Environment & Energy
Related: About this forumAmerica's 2.2 Billion Dollar "Greatest Energy Disaster (?)" to Be "Left to Rot" After a Decade of Operations.
Last edited Sat Aug 23, 2025, 09:48 AM - Edit history (2)
The article is not well written, since solar thermal focusing mirrors are not really "solar panels" and the reality is that "America's Greatest Energy Failure", by far, is the use of fossil fuels after the successful and exceedingly stupid rise of antinuke cults in this country, but here it is a link to the article about closing the Ivanpah Solar Thermal in flight bird roaster. Despite the poor writing, the facts of the case are real.
This piece of shit was, like all so called "renewable energy," always dependent on fossil fuels to operate, in its case, dangerous natural gas, on which all of the so called "renewable energy" stuff in California depends.
2,000,000 solar panels left to rot Americas greatest energy failure exposed
The reason solar panels are not trending in 2025
Some farms struggle to meet production targets, others face technical glitches, or weather changes. On the other hand, there is also the need for a renewable source of energy in areas where the sun is not that strong, but wind or water is. What once seemed to be an unstoppable energy revolution has exposed cracks in planning, long-term sustainability, and now execution.
In one of the U.S. sunniest deserts, a high-profile solar panel project is facing a turning point. Despite the early promises, there were limitations on a large-scale installation on site, and for this reason, the companys plans are changing drastically, pushing the industry into a new frontier.
After over a decade, the worlds biggest solar plant is about to close
The Ivanpah Solar Power Plant, once the largest facility of its kind in the world, could close more than a decade ahead of schedule. The plant has struggled to compete with newer, cheaper solar technologies and has been criticized for harming local wildlife.
Opened in 2014, the $2.2 billion solar panel facility covers five square miles in the Mojave Desert along the California-Nevada border. It uses concentrated solar power, focusing sunlight with thousands of mirrors onto towers to produce steam-driven electricity. Industry changes have made other renewable sources more cost-effective. Utilities say that ending their contracts with Ivanpah could lower energy costs for consumers...

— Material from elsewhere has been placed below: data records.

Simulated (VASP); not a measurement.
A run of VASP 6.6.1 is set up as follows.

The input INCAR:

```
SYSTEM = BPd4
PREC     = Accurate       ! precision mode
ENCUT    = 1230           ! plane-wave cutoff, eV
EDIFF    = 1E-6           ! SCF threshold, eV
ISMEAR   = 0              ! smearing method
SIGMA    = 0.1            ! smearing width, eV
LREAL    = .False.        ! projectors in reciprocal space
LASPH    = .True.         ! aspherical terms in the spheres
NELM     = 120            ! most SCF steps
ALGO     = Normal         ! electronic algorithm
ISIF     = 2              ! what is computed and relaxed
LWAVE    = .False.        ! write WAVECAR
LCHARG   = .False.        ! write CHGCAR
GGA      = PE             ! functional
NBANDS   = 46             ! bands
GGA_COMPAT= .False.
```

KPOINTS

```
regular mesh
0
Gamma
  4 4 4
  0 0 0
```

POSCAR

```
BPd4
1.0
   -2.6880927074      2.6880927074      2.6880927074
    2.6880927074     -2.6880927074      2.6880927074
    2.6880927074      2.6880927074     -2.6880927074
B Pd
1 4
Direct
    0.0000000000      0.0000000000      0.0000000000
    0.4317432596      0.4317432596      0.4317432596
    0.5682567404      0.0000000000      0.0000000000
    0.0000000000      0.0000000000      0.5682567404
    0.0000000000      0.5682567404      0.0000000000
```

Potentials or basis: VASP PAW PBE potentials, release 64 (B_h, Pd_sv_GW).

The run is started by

The conceit of the the so called "renewable energy" scam is that deserts are "waste land," useless. As an environmentalist, I reject this claim by industrial energy developers. The deserts of the American Southwest were once vibrant ecosystems, their raw beauty - now trashed by this kind of industrial shit - magnificent. Well I remember my heart beating on seeing my first desert sunrise among the Joshua Trees -- now being chainsawed for a "green" solar industrial plant - as a young man.
Scientific research in this country is under attack and will be decimated by the orange pedophile in the White House, but, this outcome will indirectly affect an important area of research as well. Recently in this space, an antinuke, whose rhetoric and knowledge of energy strikes me as a poor affectation, claimed to understand thermal hydrogen cycles, water splitting using heat, to know all about them. As someone who's been downloading papers on this topic for decades - industrial nowhere but apparently being piloted in China - I am unimpressed.
In my directories, papers on thermal water splitting appear in two sub directories of my E&E files:
D:documents/s/E&E/Non-Bio Renewables/solar/solar thermal schemes/Hydrogen
...and...
D:documents/s/E&E/Nucl/Nuclear/ Hydrogen, a far more extensive (as it's actually serious, not pie in the sky) directory:

...with other subdirectories related to specific process steps (for instance the Bunsen reaction in the SI cycle) within.
To get grants to do work on hydrogen cycles, many academics need to impress the granting agency. The unfortunate reality is that it is a widely believed and regrettably accepted myth that solar energy is "green," and nuclear energy (which actually is the most environmentally sustainable form of energy known to humanity) is not "green." Thus if one wants a grant to study thermal hydrogen cycles, one might pretend (or even believe) that they are applicable to solar energy. Many such grants have been awarded, and many papers about solar thermal hydrogen have been published. While solar thermal energy itself is useless, like the rest of so called "renewable energy" if the goal is to replace fossil fuels - it isn't, it's purpose is to attack nuclear energy - the hydrogen cycle papers written under grants for solar thermal systems are not useless. Some of them are well worth reading.
The failure of the Ivanpah in flight bird fryer will have a chilling effect on funding research to generate these papers, something I regard as a shame.
Have a nice weekend.

hunter
(39,810 posts)I say "resembling it's natural state" because restoring the land to what it was before this crap was built is impossible.
Unfortunately they will probably replace it with photovoltaic crap, which will only increase the ultimate environmental footprint of this boondoggle.
NNadir
(36,410 posts)...the glare will be reduced. I understood this was a problem with the set up for pilots.
I would imagine it would take a rather large amount of money to haul that crap out of there.
If they haul the debris away, and replace it with PV solar, in 25 years they'll have a new source of stuff left to rot.